Barzani was asked at a press conference last week following his meeting with Turkish President Recep Tayyip Erdogan whether he would meet with Ocalan while in the country and answered, flatly, “no.”

While the PKK and the KRG are both ethnically Kurdish, they are politically distinct entities that have recently found themselves at odds, particularly regarding the fight against the Islamic State (ISIS) and their relationship with the Turkish government. When the Turkish government began airstrikes against PKK targets in Syria and Iraq, Barzani called the PKK “arrogant.” He has repeatedly called for the PPK, a Marxist organization, to withdraw from Iraqi Kurdistan, although PKK guerrillas are fighting ISIS, which the KRG’s Peshmerga are also waging war against.

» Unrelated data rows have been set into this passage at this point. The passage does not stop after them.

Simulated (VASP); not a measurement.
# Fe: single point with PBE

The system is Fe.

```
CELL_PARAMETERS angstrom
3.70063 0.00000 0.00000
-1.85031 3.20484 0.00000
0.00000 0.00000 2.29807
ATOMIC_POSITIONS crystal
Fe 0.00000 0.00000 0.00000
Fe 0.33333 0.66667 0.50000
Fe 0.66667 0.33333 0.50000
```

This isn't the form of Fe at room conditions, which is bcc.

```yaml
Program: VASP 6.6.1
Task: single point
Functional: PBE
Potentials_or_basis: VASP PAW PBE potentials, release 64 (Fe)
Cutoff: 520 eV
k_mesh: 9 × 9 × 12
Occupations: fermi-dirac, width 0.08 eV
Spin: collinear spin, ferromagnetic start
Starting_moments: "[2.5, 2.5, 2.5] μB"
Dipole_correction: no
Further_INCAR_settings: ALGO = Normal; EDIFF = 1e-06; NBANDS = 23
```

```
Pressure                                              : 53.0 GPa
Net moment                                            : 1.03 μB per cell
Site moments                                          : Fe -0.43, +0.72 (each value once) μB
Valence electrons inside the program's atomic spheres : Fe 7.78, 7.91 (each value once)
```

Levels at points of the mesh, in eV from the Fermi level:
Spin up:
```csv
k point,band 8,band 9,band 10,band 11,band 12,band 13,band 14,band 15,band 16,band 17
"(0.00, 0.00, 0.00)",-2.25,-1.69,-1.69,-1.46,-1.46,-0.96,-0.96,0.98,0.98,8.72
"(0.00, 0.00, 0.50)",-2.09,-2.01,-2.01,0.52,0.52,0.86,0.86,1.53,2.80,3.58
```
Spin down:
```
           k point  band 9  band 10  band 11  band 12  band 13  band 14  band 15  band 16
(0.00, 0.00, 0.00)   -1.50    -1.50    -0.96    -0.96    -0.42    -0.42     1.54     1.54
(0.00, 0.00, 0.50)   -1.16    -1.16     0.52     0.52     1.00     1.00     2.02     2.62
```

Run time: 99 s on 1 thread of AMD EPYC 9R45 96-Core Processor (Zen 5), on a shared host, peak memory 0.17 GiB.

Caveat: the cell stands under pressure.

Upon returning from his trip to Ankara, Barzani said he felt “satisfied” with the talks he held with Turkish officials. He did not give any details on what topics were covered in these talks, but noted he discussed with Turkish officials “the fight against ISIS, the deployment of Turkish troops near Mosul, economic relations with KRG and the Turkish-PKK peace process, as well as the easing of tensions between Baghdad and Ankara.” He also stressed the importance of American cooperation in the fight against ISIS.

While in Ankara, Barzani visited the headquarters of the Turkish National Intelligence Organization (MIT) before meeting extensively with Erdogan in private. According to a source cited by the Agence France-Presse (AFP), the two discussed fighting terrorism, and “stressed that cooperation in the fight against terrorism is important to stability in the region.” The source did not specify which terrorist groups the two discussed. Turkey has made clear through extensive military and law enforcement activity that it considers the PKK the primary terrorist threat facing Turkey today.

The only major mention of the PKK during Barzani’s trip was made by the President himself, who offered to mediate talks between the group and the Turkish government while speaking to leaders of the Peoples’ Democratic Party (HDP), a Kurd-friendly opposition party. Peace talks ended in July, when the Turkish government began strategically bombing PKK targets following an attack on a Kurdish group in Suruç, Turkey.

The leadership of the PKK aside from Ocalan have condemned Barzani’s visit to Turkey. “We are not against the development of relations between the KDP and Turkey or another state, but in the face of [the relationship between Turkey and Kurdish separatists] he should deal with Kurdish freedom, not be against it,” said PKK leader Sabri Ok.